Border Treaty Put Aside in Estonia-Russia Relations
Estonian and Russian foreign ministers discussed relations between their two countries in bilateral talks at a Council of the Baltic Sea States' meeting in Oslo.
Foreign Minister Urmas Paet and his Russian counterpart Sergey Lavrov discussed the status of Estonia-Russia relations.
Paet said the developments are stable and practical. The two countries are preparing a social security agreement, a diplomatic property agreement, and a protocol for readmission of illegal immigrants and criminals.
Economic relations have grown closer in recent years, and the number of Russian tourists visiting Estonia has increased. Estonia supports Russia's joining of the World Trade Organisation. The visas issued to Russian citizens in Estonian consulates are long-term and for multiple entries but the long border-crossing queues still need to be resolved.

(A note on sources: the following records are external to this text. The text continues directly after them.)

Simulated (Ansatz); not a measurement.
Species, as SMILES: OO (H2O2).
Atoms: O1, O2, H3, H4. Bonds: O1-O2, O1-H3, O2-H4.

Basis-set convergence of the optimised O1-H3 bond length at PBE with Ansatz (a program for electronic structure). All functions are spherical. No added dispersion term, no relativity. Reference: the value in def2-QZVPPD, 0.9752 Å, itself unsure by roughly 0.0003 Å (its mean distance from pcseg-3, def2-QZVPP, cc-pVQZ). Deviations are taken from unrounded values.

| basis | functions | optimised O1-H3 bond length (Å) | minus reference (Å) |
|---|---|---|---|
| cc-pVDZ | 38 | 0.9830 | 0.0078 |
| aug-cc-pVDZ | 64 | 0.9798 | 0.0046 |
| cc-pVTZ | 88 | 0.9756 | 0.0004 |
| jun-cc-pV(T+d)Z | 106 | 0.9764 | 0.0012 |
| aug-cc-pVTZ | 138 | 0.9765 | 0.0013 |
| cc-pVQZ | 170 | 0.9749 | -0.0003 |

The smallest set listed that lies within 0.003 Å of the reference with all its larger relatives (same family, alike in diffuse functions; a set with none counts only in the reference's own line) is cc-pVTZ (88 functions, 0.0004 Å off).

But the looming troublemaker is still the stalemated border treaty, which the two countries came close to signing in 2005. The process came to a halt at the 11th hour when the Russian Duma withheld ratification after Parliament's inclusion of a reference to the 1920 Tartu Peace Treaty in the preamble to the treaty's ratification law, which the Russian side claimed to be a territorial pretension by Estonia.
"We should not link the fact that the border agreements have not yet come into effect with other topics in Estonia-Russia relations," Paet said.